Search code examples
cudaconstantshost

Host float constant usage in a kernel in CUDA


I am using CUDA 5.0. I noticed that the compiler will allow me to use host-declared int constants within kernels. However, it refuses to compile any kernels that use host-declared float constants. Does anyone know the reason for this seeming discrepancy?

For example, the following code runs just fine as is, but it will not compile if the final line in the kernel is uncommented.

#include <cstdio>
#include <cuda_runtime.h>

static int   __constant__ DEV_INT_CONSTANT   = 1;
static float __constant__ DEV_FLOAT_CONSTANT = 2.0f;

static int   const        HST_INT_CONSTANT   = 3;
static float const        HST_FLOAT_CONSTANT = 4.0f;

__global__ void uselessKernel(float * val)
{
    *val = 0.0f;

    // Use device int and float constants
    *val += DEV_INT_CONSTANT;
    *val += DEV_FLOAT_CONSTANT;

    // Use host int and float constants
    *val += HST_INT_CONSTANT;
    //*val += HST_FLOAT_CONSTANT; // won't compile if uncommented
}

int main(void)
{
    float * d_val;
    cudaMalloc((void **)&d_val, sizeof(float));

    uselessKernel<<<1, 1>>>(d_val);

    cudaFree(d_val);
}

Solution

  • Adding a const number in the device code is OK, but adding a number stored on the host memory in the device code is NOT.

    Every reference of the static const int in your code can be replaced with the value 3 by the compiler/optimizer when the addr of that variable is never referenced. In this case, it is like #define HST_INT_CONSTANT 3, and no host memory is allocated for this variable.

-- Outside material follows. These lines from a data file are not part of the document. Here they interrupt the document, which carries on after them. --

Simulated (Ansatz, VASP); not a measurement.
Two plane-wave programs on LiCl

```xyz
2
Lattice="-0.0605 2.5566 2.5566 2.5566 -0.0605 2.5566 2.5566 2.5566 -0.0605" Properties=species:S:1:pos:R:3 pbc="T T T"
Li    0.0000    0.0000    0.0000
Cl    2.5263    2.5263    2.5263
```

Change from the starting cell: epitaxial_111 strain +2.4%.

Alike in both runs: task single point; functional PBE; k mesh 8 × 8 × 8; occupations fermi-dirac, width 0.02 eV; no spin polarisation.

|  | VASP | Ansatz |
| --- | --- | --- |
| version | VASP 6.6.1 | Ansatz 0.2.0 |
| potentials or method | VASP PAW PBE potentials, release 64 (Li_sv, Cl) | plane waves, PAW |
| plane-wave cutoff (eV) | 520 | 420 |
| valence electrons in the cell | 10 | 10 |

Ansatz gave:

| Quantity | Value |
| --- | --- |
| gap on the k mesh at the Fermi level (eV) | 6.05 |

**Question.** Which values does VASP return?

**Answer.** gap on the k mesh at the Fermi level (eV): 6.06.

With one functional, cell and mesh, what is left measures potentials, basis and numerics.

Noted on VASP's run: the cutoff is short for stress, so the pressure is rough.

    But for float var, the host memory is always allocated even it is of static const float. Since the kernel can not access the host memory directly, your code with static const float won't be compiled.

    For C/C++, int can be optimized more aggressively than float.

    You code runs when the comment is ON can be seen as a bug of CUDA C I think. The static const int is a host side thing, and should not be accessible to the device directly.